Veracious Moments

Posted by Ann 25 January, 2009 (0) Comment

It’s the end of seven long days, to which several repeating moments helped concrete several truths I know:

1) Facebook is the friends you used to know, Twitter are for those you want to know better.
Repeating a Tweet, I find this to be very true. In the course of one week, I have been bothered by 10 friend requests on Facebook. It is an interruption since not one of these people actually “know me”. They are either friends of friends, or attended the same college, neither of which I constitute as substantial evidence to argue friend status. Twitter does allow me to stretch a hand out to those I don’t know but wish to suck their knowledge from.

2) Texting is NOT a conversation.
Email can be a great way to contact a potential client or prospect, but you will never be able to close the sale via email. You have to actually open your big fat mouth and SPEAK to the person, that is the only way to close the sale. Same with texting. There are people who understand texting is for quick drops of information, not full fledged conversations. The following is the lamest way to coax a conversation:
Text: how are you? Working from home?
Reply: Fine.
Text: What have you been up to? Hows work?
Reply: Great.
Text: Share some of the great?
*Phone turned off*
If I don’t reply to your text, it means the “conversation” is done. Get the hint.

3) Content is one thing, but connection is the key.
I will agree the outspoken self-declaration of cable repair men becoming SEO / social media experts over night, is getting old. There is a trend to which people are selling “knowledge” without any tangible service connected. You can go about anywhere and hear stories of companies paying thousands for SEO consultants to “tell” them what to do, but no doing with it. So, if SEO/SEM is bullshit, then your content is magically indexed right? Um, NO.

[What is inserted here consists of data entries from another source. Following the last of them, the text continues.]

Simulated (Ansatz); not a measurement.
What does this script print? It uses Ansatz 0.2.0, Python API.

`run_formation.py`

You can can create content all fucking day, night, week…but if you don’t use social media networks, (Twitter, cross-blogging, Digg, Stumble Upon, cross link, etc) your site will never really exists. So while “knowledge” workers may be a fading trend, there is an opportunity for real “workers” to put their thumb to the key board and do the grinding work for companies. I mean, how many CEO’s have time to spend all fucking day Twittering and run a company? (Besides social media CEO’s…hello…). There needs to be a balance, and those who offer a balance, can provide valuable service.